The cloud we're running AI on wasn't built for AI. It was built for a world where traffic was predictable, deployments were measured in minutes, and a "spike" in usage meant Black Friday. That world is gone. Today, a single AI coding agent can spin up a thousand sandboxed environments in a few seconds and need zero of them a minute later. AI apps can go from quiet to millions of requests overnight. The infrastructure underneath, designed for steady-state web applications with gentle daily traffic curves is buckling under workloads it was never meant to serve.
AI companies are spending millions on cloud capacity they don't use, just to keep cold starts from killing their user experience. Margin pressure is mounting across the entire AI application layer, and the root cause is the same everywhere: the current cloud stack forces a brutal trade-off between performance and cost that didn't exist at this scale before. The sooner infrastructure catches up, the sooner the next generation of AI companies can become sustainable and profitable businesses. Right now, that gap between what modern workloads need and what the hyperscalers deliver is one of the largest platform opportunities in software.
For us at First Momentum, companies tackling this area are one of the most compelling investment themes we're tracking, and we're actively looking for founders building in and around it. Below, I want to explain how we're thinking about the space and why we are convinced that our portfolio company Unikraft is in pole position to become a next-generation, AI-native hyperscaler.
For the last fifteen years, cloud infrastructure has been optimized for a fairly predictable pattern: a web app with some background jobs, traffic that ebbs and flows on a daily cycle, and scaling decisions that happen on the order of minutes. The abstractions we have built so far, containers, Kubernetes, autoscaling groups, are working relatively well for that world. But they were designed around a set of assumptions that AI workloads violate in almost every dimension.
And all of these abstractions assume that workloads, once started, stay running. There's no native concept of scaling to zero and resuming statefully in milliseconds, which is exactly what ephemeral AI workloads like agent sandboxes require. The result is that companies are forced into a set of trade-offs that didn't exist before: choose fast startup but weak isolation, or strong isolation but slow startup; choose cost efficiency but cold-start penalties, or good UX but massive idle spend. AI workloads need all of these properties at once, and the current stack simply cannot deliver them together.

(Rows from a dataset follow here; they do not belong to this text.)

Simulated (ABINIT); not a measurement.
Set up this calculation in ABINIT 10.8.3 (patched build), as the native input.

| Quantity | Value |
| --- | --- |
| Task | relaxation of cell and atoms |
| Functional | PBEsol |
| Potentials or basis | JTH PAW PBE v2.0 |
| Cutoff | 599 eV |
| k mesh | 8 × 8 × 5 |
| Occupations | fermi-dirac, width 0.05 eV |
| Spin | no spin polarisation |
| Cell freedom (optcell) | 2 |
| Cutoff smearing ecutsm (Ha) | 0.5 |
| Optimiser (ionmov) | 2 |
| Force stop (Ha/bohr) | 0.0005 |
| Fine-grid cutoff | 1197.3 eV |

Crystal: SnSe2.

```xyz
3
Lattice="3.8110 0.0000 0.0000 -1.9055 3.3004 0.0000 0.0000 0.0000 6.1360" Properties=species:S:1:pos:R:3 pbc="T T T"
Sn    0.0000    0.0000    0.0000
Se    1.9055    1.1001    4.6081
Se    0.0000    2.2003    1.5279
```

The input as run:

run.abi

And the even bigger problem: AI companies are hitting meaningful scale in timeframes that didn't exist before. We drastically need a new wave of infrastructure companies building the backbone for these new requirements.
The current cloud stack is becoming a challenge for companies of all sizes. Every organisation that is deploying AI workloads at scale, whether it's a bank running fraud-detection agents or an enterprise rolling out internal copilots, is running into the same infrastructure wall. The workloads are spiky, ephemeral, stateful, and security-sensitive.
The cloud they're running on was designed for none of those things. Agentic AI consumes up to 30x more tokens per user interaction than standard generative AI because each agent run involves multi-step reasoning, tool calls, and coordination with other agents, not a single prompt-response exchange.
Gartner projects that 33% of enterprise software applications will include agentic AI by 2028, up from essentially zero in 2024. Infrastructure is the top bottleneck to scaling these systems as the shape of an AI workload is fundamentally different from the shape of a web app, and the old abstractions simply don't fit. The strain this puts on infrastructure, from compute to energy, is something we've explored before.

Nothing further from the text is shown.